Roadblock protest as bypass off
RESIDENTS of a Snowdonia village will block a major road this weekend in anger over cancelled plans to build a new bypass in the area.
The community of Llanbedr has been blighted by traffic chaos for many years.
Bottleneck situations often form in the village, which is divided in half by the A496.
The coastal road is busy throughout the year and acts as a link between Penrhyndeudraeth and Barmouth, and the communities in between.
At 11am today, the road will be blocked as part of a “peaceful” protest which will see residents walk along the road in tandem. It will take place along a 1.5-mile stretch of road through Llanbedr and is expected to hold up traffic for about an hour.
It comes after the Welsh Government unveiled its Roads Review of 55 roads projects in Wales.
The planned schemes were frozen in June 2021 and an early casualty was the £14m Llanbedr bypass.
The proposed bypass had got the go-ahead in March 2020, and had the scheme not been axed it would have been completed this year.
Its cancellation fuelled grievances in a village that is regularly gridlocked in summer and contends with traffic “mayhem” all year round. The narrow bridge over Afon Artro is often the epicentre of the bottlenecks formed in the village. It will be crossed as part of today’s protest.
The march is designed to “show
disappointment’ in the approach taken by the Welsh Government.
Organisers say it has “been 60-plus years since we could walk and cycle safely” through the village. Local politicians are also expected to attend the protest today.
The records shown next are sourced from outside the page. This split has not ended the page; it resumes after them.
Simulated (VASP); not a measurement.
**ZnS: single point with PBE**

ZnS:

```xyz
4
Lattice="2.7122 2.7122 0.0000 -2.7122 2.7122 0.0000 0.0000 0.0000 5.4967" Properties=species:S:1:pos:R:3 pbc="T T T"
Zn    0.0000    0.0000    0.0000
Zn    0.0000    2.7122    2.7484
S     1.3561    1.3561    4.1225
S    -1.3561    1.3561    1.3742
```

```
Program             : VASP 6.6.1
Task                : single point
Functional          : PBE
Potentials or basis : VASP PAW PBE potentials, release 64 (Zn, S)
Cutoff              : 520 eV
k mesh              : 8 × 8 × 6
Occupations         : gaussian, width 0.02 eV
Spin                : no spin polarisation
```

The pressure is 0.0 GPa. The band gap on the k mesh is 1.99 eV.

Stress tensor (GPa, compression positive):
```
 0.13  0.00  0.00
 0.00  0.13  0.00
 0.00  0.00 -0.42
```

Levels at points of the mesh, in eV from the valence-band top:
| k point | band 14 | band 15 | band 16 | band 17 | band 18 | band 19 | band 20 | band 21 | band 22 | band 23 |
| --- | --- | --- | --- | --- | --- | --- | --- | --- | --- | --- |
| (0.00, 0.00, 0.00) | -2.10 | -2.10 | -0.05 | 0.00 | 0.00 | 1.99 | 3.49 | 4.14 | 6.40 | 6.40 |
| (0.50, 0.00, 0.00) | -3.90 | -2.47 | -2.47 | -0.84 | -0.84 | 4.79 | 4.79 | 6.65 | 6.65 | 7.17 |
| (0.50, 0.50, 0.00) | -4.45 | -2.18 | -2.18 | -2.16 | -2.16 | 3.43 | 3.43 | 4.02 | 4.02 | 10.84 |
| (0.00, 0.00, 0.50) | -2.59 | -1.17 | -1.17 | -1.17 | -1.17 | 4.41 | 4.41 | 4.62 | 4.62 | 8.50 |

Cllr Annwen Hughes said: “Firstly
I would like to thank the Pobl group for arranging this protest, which is simply to show the Welsh Government how frustrated we are as a community here in Llanbedr and also along the Ardudwy corridor that the improvements to the access road to the airfield (or as it is known locally
the bypass) has once again been shelved.
“We depend on tourists and the gridlock in the village is not helping matters at all, and the health and safety of residents is being put at risk, and the fumes from the traffic is not helping the environment.”